The whole Kiama Headland is made of volcanic rock called latite. A volcanic extrusion, known as a dyke, cuts through the latite. This dyke is made up of softer rock called basalt. Over a very long period of time the basalt erode creating a tunnel inside the harder latite. Eventually a part of the headland collapsed and created the blowhole.
With large waves entering the blowhole, air compress in the cavity. When the water leaves, it is forced upward by this compressed air. The escaping air makes a loud sound and combined with the water spout it make a pretty spectacular sight. It performs at its best when the sea runs from the south east.
The main Blowhole was discovered by George Bass in 1797. More accurately George should be called the first European to discover this as local Aborigines had referred to it as Khanterintee for generations. A smaller blowhole is located a few minutes south of the main one. But while still at the main Blowhole, do treat yourself and wander down to the gorgeous Kiama Rock Pool for a swim.

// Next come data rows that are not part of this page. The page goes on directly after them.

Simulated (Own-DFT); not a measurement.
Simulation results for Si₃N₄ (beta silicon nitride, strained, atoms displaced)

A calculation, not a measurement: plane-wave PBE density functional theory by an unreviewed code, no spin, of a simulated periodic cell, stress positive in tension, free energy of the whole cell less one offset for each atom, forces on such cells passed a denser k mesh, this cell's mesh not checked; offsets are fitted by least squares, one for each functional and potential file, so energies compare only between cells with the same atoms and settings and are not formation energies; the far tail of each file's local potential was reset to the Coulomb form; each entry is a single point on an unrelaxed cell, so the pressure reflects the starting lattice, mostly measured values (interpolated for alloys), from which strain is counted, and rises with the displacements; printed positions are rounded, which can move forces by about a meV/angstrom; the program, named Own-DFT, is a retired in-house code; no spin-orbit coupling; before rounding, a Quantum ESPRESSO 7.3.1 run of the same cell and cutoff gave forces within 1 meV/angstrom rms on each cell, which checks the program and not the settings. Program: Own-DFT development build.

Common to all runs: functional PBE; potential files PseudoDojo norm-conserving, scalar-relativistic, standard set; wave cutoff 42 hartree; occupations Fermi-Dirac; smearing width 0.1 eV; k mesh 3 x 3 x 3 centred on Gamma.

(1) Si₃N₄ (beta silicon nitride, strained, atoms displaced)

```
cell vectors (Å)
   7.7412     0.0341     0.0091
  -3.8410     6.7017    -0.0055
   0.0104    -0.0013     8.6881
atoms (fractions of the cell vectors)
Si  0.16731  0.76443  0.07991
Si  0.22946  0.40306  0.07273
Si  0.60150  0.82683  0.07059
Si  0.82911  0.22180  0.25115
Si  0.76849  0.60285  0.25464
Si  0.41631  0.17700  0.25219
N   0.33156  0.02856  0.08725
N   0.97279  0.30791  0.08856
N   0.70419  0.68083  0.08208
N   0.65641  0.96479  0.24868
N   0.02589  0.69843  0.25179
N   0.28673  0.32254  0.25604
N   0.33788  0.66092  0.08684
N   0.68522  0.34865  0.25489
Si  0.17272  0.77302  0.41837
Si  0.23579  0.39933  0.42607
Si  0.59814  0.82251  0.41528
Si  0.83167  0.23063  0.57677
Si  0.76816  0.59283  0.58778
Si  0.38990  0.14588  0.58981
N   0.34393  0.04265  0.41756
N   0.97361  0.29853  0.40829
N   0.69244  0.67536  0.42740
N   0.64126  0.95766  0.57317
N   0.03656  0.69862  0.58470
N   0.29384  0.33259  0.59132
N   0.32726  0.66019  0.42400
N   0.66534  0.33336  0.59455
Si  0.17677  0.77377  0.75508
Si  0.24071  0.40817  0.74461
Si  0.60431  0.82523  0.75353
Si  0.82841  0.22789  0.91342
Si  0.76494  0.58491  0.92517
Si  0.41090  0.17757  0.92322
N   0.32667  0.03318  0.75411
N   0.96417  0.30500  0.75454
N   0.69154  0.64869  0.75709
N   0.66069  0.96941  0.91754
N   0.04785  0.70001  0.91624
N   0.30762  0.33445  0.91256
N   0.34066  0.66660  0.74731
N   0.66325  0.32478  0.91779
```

Located 3km north of Kiama at the southern end of Jones Beach you’ll encounter a distinctive rock formation known as Cathedral Rocks. Sightseers and photographers have been lured to these rocks since 1890. While exploring a bit further inland we came across another of the special features of Kiama: dry stone walls. Historians say that Kiama’s first dry stone walls were built during the 1830’s and 1840’s by convicts. Unfortunately only negligible traces of these remain.
Luckily the work of skilled labourers like Thomas Newing are still found and protected now as heritage items. Newing arrived in the district in 1875 and was shown how to build a wall by a local settler. He began building walls that very year using the double-dyke method. Stone walls were built extensively until wire became cheaply available for fencing in 1880.